Sheep, beef and dairy graziers Laura and Justin Davie showcased their bale-grazing system on their 230ha farm Longview in Fairfax, southeast of Otautau.
Longview was the third and final stop on the Lower Aparima Catchment Group "whitebait and wintering" tour earlier this month.
The wintering system features hay bales spaced across a paddock and stock grazing breaks of hay and pasture through winter.
Cattle were given access to a new break of six hay bales every three days.
Mr Davie said the beauty of the system was the bales could be set across a paddock before winter and it took about 10 minutes every three days to remove bale netting and shift a water trough.
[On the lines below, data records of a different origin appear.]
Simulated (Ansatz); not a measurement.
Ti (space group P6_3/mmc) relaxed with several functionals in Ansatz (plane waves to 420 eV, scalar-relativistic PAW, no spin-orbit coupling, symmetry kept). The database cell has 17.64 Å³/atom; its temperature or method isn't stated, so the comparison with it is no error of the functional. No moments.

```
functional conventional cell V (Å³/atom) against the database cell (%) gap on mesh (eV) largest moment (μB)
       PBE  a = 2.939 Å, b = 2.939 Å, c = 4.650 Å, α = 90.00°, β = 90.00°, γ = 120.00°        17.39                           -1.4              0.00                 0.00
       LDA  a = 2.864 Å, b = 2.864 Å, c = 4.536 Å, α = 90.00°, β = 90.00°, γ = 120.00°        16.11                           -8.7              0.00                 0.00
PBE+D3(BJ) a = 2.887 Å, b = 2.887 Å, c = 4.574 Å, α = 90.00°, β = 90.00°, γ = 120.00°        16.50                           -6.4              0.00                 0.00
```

The Davies were in their fourth winter using a bale-grazing system on Longview.
The system had allowed them to remove winter cropping from their farm operation.
However, bale grazing requires twice as much area as winter cropping to feed the same number of cattle.
A bale-grazing system, including producing all the high-quality hay themselves, was cheaper than getting a crop direct-drilled, Mr Davie said.
"This system costs us less than $1 a day per heifer. It works financially for us and it works for our system."
Paddocks used in a bale-grazing system had livestock excluded from the end of February.
A "blueprint" formula to calculate what was required for a bale-grazing system to suit any farm consists of 100 cows needing 15 bales and half a hectare every three days.
However, if adverse weather hits, the cattle could be moved to a new break every second day to give them more room.
A limitation of a bale-grazing system in Southland was the ability to make hay.
"If you have some dry weather, why not make some hay? This dry fibre for cattle is really helpful in winter."
Baleage, compared to hay, was a cold, damp feed.
The Davies’ bale-grazing system required 600 bales of hay, which could be a "daunting" prospect in Southland.
There was always a window of favourable weather to make hay in Southland but you needed to be on the ball.
"You have to be prepared to pull the trigger."
A motivation for using a bale-grazing system was every part of their farm was available to livestock in spring.
When a paddock was in a winter crop, it was being cultivated in the spring and was unavailable for grazing.
The hay in a bale-grazing system was on the ground, rather than in a ring feeder.
Mrs Davie said some farmers argued a ring feeder reduced feed wastage, but she countered cattle in a bale-grazing system ate less because they were warmer, as they used the hay as bedding.
Also cattle surrounding a ring feeder had the potential to produce more mud than when hay was on the ground.
Any residual hay broke down in paddocks by December — the material increasing the worm population in the soil, Mrs Davie said.
"For us that little bit of wastage is a benefit to us because our cows are happier and our soil is getting healthier."
Bale-grazing learnings from the three past winters include the best place to store hay: on their rounds at the northern side of a hedge, in a single stack.
"If you start stacking them up, they collect water."
Mr Davie said some farmers they knew did calving in a bale-grazing system.
"It is a nice, dry area for calves to sit on the hay bales."